Understanding Structuralism Part 3: Louis Althusser, structural Marxism, and Ideological State Apparatuses

Structural Marxism, Ideological State Apparatuses, Interpellation, and the Repressive State Apparatus

Althusser saw the reproduction of labor power as requiring two important elements: the reproduction of the skills required for labor as well as “a reproduction of its submission to the rules of the established order” (Althusser 1971:132). By this he does not exclusively mean the submission of the working class to the ruling class, but also a “reproduction of the ability to manipulate ruling ideology correctly for the agents of exploitation and repression, so that they, too, will provide for the domination of the ruling class ‘in words’” (133). This means that schools and other state institutions not only teach skills for production but do so in a way that ensures subjection to the ruling ideology. In the structural Marxist tradition there is a specific understanding of the State. Effectively, the State is the State apparatus, which Althusser understands in the following way: “The State apparatus, which defines the State as a force of repressive execution and intervention ‘in the interests of the ruling class’ in the class struggle conducted by the bourgeoisie and its allies against the proletariat, is quite certainly the State, and quite certainly defines its basic ‘function” (137). This understanding illuminates the forms of exploitation of, the subtle everyday domination of, and direct physical violence against the masses. All social struggle, according to Althusser, revolves around the possession of the State and State power. His theoretical goal in Ideology and Ideological State Apparatuses is to advance the theory of the State by making not only the distinction between State power and State apparatus, but to also point out the reality of ideological State apparatuses (ISAs).
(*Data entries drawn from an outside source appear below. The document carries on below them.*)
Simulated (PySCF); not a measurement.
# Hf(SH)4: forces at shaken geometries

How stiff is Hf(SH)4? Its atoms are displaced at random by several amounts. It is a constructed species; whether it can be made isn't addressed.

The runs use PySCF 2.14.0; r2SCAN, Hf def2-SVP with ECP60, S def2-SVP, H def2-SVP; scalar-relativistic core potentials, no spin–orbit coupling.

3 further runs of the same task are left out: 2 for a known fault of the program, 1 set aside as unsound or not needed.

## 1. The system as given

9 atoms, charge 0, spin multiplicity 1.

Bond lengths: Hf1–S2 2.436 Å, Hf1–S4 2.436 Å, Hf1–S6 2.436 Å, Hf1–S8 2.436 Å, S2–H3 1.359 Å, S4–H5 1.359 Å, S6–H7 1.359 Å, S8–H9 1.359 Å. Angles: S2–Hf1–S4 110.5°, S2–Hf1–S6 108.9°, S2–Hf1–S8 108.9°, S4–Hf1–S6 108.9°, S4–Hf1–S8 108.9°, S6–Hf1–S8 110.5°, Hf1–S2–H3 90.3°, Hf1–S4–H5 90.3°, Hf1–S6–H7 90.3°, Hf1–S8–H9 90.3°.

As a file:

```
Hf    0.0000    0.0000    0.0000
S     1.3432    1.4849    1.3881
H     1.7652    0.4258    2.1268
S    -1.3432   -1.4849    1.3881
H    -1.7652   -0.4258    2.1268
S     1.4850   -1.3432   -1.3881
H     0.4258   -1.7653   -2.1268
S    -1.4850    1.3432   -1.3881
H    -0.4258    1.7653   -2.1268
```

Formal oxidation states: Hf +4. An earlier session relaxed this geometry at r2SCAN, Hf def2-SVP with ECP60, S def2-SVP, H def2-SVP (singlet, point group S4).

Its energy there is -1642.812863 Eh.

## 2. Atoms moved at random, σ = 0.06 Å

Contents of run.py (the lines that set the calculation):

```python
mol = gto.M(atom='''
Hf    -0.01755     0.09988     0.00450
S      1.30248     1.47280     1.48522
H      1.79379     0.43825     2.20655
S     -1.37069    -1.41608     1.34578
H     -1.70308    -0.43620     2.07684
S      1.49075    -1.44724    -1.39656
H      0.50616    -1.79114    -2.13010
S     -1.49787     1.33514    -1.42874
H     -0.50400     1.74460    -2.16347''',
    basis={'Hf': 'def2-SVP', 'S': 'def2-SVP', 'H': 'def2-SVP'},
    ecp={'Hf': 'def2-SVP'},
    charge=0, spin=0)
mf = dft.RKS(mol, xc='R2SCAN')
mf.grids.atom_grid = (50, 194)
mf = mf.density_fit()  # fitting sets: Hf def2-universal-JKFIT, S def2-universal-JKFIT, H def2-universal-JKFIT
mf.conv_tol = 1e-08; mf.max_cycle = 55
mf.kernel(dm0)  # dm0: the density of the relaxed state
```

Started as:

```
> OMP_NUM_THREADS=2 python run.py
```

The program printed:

For Althusser, the State apparatus is composed of the government, Army, Courts, Prisons, etc., which he opts to call the Repressive State Apparatus (RSA), all of which function primarily by violence. The Ideological State Apparatuses, on the other hand, is comprised of numerous institutions such as the religion ISA, educational ISA, political ISA, communications ISA, cultural ISA, and more. As we can see there are numerous ISAs while only one RSA, which belongs to the public domain, while many if not most ISAs belong to the private. This distinction between public and private, however, is of little consequence for this structural Marxism because, like the structuralism discussed above, it is the function of the system and structure that is of importance rather than the content within the system. The RSA functions through violence, as mentioned, but ISAs differ in that they function by ideology. Like most structuralism, we see here the common trope of definitions through binaries (e.g. RSA/ISA, repressive/ideological, public/private, etc.[1]) continued in that the RSA functions predominantly by repression and secondarily by ideology, while ISAs function primarily by ideology and secondarily by repression. Thus, “there is no such thing a purely ideological apparatus” (Althusser 1971:145). Importantly, the diverse array of ISAs are united because

“the ideology by which they function is always in fact unified, despite its diversity and its contradictions, beneath the ruling ideology, which is the ideology of the ‘ruling class.’ Given the fact that the ‘ruling class’ in principle holds State power, and therefore has at its disposal the (Repressive) State Apparatus, we can accept the fact that this same ruling class is active in the Ideological State Apparatuses insofar as it is ultimately the ruling ideology which is realized in the Ideological State apparatuses, precisely in its contradictions” (146).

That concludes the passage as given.